Billing Objects/Billing Rules
Contents
Overview
This article goes into further detail regarding Emersion's billing rules and how charges are generated depending on your preferred plan configurations. In particular, this article covers how and when access fees are calculated and charged. We recommend you start with the Billing_Objects/Billing Objects Overview to get a good understanding of the objects before reading this article.
Access Fees
Advanced Fees
Advance fees are charged the minute that the period start date has passed. This will obtain the fee from the relevant object, (package plan, service plan, feature, bolt-on or bolt-on add-on) and will charge for the next period in advance. This is not to be confused with the concept of 'prepaid', as this is still 'post paid' functionality. There are some modifiers that can be used in order to manipulate the way access fees are generated and calculated.
- Service Multiplier (and Service Feature multiplier)
These features allow a separate multiplier to be assigned against the service or feature to increase the access fee. This is useful in situations where the cost of the product might be X per Y (Rent for example might be calculated as $120 per sq metre). This is also used as a way to get around one of the core business rules pertaining to package and service plans in Emersion. This rule states: A package plan cannot contain two service plans of the same service type (see the Billing Objects article for further information). Service providers who wish to sell multiple subscriptions of the same service type to a customer have options to use the service multiplier, or they can place multiple orders - which will achieve the same billing outcome.
- Bill in advance
This stipulates how many months ahead a period should be billed. This is used when period lengths that are greater than one month. Domain registration and hosting is a common example where service providers can incur cost from your supplier immediately, or a 3, 6, 9, 12 monthly cost is applicable.
- Periods in advance
This setting defines how many full periods are charged in advance. Some providers choose to charge for two months of access fees ahead of time.
- Pro rata
The pro rata setting on the package plan determines whether part periods are calculated at a discount rate depending on the size of the period. For example, if a package is activated within the invoicing period, the user will have a short period. The system will calculate a period ratio. This period ratio is then multiplied against the access fee (and any multiplier where applicable) to generate the access fee. P
Period Ratio
The period ratio will vary for new subscriptions and migrated/cancelled subscriptions.
Period Ratio = Days Used / Days of Period.
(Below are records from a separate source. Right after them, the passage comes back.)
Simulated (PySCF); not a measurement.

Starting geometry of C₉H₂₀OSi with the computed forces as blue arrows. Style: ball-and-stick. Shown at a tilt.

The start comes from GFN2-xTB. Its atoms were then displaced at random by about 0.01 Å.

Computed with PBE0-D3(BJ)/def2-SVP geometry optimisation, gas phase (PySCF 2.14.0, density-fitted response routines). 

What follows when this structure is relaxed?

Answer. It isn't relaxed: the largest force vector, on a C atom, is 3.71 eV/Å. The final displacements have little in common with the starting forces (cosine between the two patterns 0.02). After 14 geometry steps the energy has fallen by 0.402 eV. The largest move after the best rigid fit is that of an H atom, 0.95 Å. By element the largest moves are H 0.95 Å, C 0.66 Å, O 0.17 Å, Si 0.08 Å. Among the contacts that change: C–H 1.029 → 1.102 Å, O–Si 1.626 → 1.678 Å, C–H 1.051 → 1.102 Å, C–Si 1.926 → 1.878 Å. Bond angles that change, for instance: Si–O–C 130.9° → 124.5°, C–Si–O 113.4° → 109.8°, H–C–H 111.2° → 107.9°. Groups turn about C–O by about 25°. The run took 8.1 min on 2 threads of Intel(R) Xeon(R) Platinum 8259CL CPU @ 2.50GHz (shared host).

Service Providers need to factor in that the system is aware of TIME as well as DATE.
- New Subscriptions - Access fees are calculated from the start of the day (0:00hrs on the start date of the subscription)
- Cancellations - Access fees are calculated from the end of the day (24:00 on the date of cancellation)
- Migration - Access fees are calculated from the end of the day (24:00 on the date of migration) unless the user overrides the setting and ends immediately.
Arrears Fees
Under an Arrears plan configuration, charges are calculated at the conclusion of the period (in arrears) rather than at the commencement of one. This will obtain the fee from the relevant object and will charge for the period that has just concluded. This fee type also has some modifiers.
- Service Multiplier (and Service Feature multiplier)
- Pro rata
These modifiers are explained above under 'Advance Fees' section.
Mid Cycle Migrations
End Users regularly expect to be able to change plans, cancel services, add services and in the process, they do not want to wait until the beginning of the next billing period for the changes to take effect. The rules that apply during a mid-cycle package migration will depend on the way your plans are configured in relation to advanced and arrears billing, and taking into account the period ratio if the plan is pro rated. It is important to understand how billing can be affected in these scenarios, for both the source subscription (or plan they are moving from) and destination subscription (plan they are moving to).
Advance Access Fee Plans
Source subscription:
- The current period will be shortened to the migration date. The system will refund the unused portion of access fee (if pro rata).
- If any periods in advance have been created, a refund for those periods will be generated.
- There is no refund for plans that are not pro rated.
Destination subscription:
- generates a pro-rated access fee covering the portion that was refunded to the source subscription.
- Generate a full access fee at the commencement of the next period if the plan is not pro rated.
- If periods in advance are required, charges for those periods will also be generated.
Arrears Access Fee Plans
Source subscription:
- The current period will be shortened to the migration date.
- The system will create a charge based on the calculated period-ratio to bill the past shortened period.
Destination subscription:
- Initially, no access fee charged will be generated.
- Access fee-related charges will not be generated until the end of the current period.
- At the commencement of the next period, the charge to cover the shortened period that has just ended will be generated.
Mid Cycle Cancellations
If a plan is cancelled, the following rules apply to the cancellation.
Advance Access Fee Plans
- The current period will be shortened to the migration date. The system will refund the unused portion of access fee (if pro rata).
- If any periods in advance have been created, a refund for those periods will be generated.
- There is no refund for plans that are not pro rated.
Arrears Access Fee Plans
- The current period will be shortened to the migration date.
- The system will create a charge based on the calculated period-ratio to bill the past shortened period.